Post-vacation Aggregator Thoughts

(How’s that for a tortured headline?) Took a nice brief vacation, got back last night. Traveling with two kids under three is always an adventure!

Much to get caught up on, and I’m again frustrated by Radio’s aggregator. (Non-Radio users can ignore this.) It took me just 20 minutes to get caught up on e-mail (more than 150 e-mails in my heavily-filtered inbox; another 250 in various folders). It took me over an hour to clear out my aggregator. Some thoughts:

  • Radio currently supports just “delete” or “save”, but each time the page draws I have to manually set the same items to save. I want to be able to save multiple items away from the aggregator “inbox” so that I don’t have to uncheck the item multiple times. (When you’ve been away for four days, you can uncheck the same item as many as ten times as you wade through the many items.)
  • I want to be able to categorize posts so that I can quickly navigate among the many sites I subscribe to. (I’m currently subscribed to 64 sites, all but five of which are weblogs.) (Note: I believe someone already built this as an add-in; I just haven’t implemented it yet.)
  • Within the page, some dynamic controls that would let me sort by date, author, etc. would be nice.
  • I would like to create filters on the aggregator much like I have filters on my inbox.

As is probably apparent to the good folks at Userland, the Aggregator really is a separate product. There’s enough depth to the need here to create a separate group focused just on its functionality. Interoperability with other blog systems (Movable Type, Blogger, etc.) would be a no-brainer – and would extend the Userland brand. It would further establish RSS as the de-facto standard for data sharing (a huge step forward, if you ask me) and cement Userland’s leadership in the area. (Jenny’s right on with this issue, by the way.)

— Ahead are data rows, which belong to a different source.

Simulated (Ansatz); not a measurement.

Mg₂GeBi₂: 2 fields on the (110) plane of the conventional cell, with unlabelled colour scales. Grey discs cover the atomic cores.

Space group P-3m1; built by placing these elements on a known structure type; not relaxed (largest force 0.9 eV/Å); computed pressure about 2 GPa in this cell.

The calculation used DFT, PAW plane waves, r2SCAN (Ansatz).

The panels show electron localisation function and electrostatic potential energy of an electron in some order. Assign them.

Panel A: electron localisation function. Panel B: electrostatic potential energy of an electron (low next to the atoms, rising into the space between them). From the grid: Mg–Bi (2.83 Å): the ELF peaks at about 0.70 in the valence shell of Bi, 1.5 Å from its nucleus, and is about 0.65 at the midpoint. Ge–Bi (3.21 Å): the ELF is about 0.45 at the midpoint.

There are all kinds of other things necessary for the aggregator for it to blend into a corporate information-sharing tool. But the portal vendors have been slow to adopt a standard – and in a bloody marketplace, the technology gets commoditized. This could be a trojan horse for a company to show up, establish dominance (not in controlling the interface layer to the data, but in controlling the aggregation) and grow far beyond its current roots. K-logging could become a massive software category.